Multi-Speaker Conversation
Generate a single audio file from a multi-turn, multi-voice script with generateConversation.
Use generateConversation to turn a script of turns into a single audio file — each turn rendered with its own model and voice, concatenated and volume-leveled. One call, multiple voices, any mix of providers.
Quick Start
import { generateConversation } from "@speech-sdk/core"

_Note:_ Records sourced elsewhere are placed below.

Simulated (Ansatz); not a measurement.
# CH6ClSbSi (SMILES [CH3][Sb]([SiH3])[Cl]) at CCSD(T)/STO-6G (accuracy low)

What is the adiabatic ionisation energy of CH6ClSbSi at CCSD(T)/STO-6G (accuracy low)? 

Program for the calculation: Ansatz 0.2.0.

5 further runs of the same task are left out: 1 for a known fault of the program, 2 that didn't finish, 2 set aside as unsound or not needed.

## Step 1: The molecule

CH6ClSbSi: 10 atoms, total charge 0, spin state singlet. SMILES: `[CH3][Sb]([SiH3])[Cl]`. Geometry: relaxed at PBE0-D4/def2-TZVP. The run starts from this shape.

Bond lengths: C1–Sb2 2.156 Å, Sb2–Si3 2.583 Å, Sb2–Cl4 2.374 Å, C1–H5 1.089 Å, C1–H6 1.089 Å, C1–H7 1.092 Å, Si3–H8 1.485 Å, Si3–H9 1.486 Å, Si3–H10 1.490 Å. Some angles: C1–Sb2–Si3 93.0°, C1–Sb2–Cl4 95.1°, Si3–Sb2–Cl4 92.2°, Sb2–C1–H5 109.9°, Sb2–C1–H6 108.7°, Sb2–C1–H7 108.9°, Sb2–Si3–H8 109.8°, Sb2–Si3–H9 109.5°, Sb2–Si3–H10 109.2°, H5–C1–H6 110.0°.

const result = await generateConversation({
turns: [
{
model: "inworld/inworld-tts-1.5-max",
voice: "Ashley",
text: "Welcome to the Speech SDK — we just shipped conversation mode.",
},
{
model: "elevenlabs/eleven_v3",
voice: "JBFqnCBsd6RMkjVDRZzb",
text: "That's right — one call, multiple voices, automatic volume leveling.",
},
],
})
result.audio.uint8Array // Uint8Array
result.audio.mediaType // e.g. "audio/mpeg"Each turn accepts the same model and voice values you'd pass to generateSpeech — a provider/model string, a bare provider name, or a configured ResolvedModel.
How It Works
SpeechSDK picks the cheapest execution path that satisfies your script:
- Native dialogue — when every turn uses the same model and that model has native multi-speaker support (e.g. some providers' dialogue models), SpeechSDK makes a single API call and lets the provider render the full conversation.
- Stitch — otherwise SpeechSDK generates each turn independently, transcodes them to a common media type, and concatenates the chunks into one file. This is how you can mix providers in a single conversation.
Either way, the call signature and result shape are identical. You don't need to think about which path is taken.
Options
interface GenerateConversationOptions {
turns: ConversationTurn[]
normalizeVolume?: boolean // default: true
timestamps?: boolean // default: false
abortSignal?: AbortSignal
}
interface ConversationTurn {
model: string | ResolvedModel
voice: Voice
text: string
}Volume Normalization
Different providers output audio at different loudness levels. By default, SpeechSDK normalizes each turn to a consistent loudness target before concatenating, so no single speaker is noticeably quieter or louder than the others.
Set normalizeVolume: false to skip this step when you want the raw output:
await generateConversation({
turns,
normalizeVolume: false,
})Timestamps
Pass timestamps to get a ConversationWordTimestamp[] — every word carries a turnIndex pointing back at the turn that produced it. That makes it trivial to derive per-speaker time ranges.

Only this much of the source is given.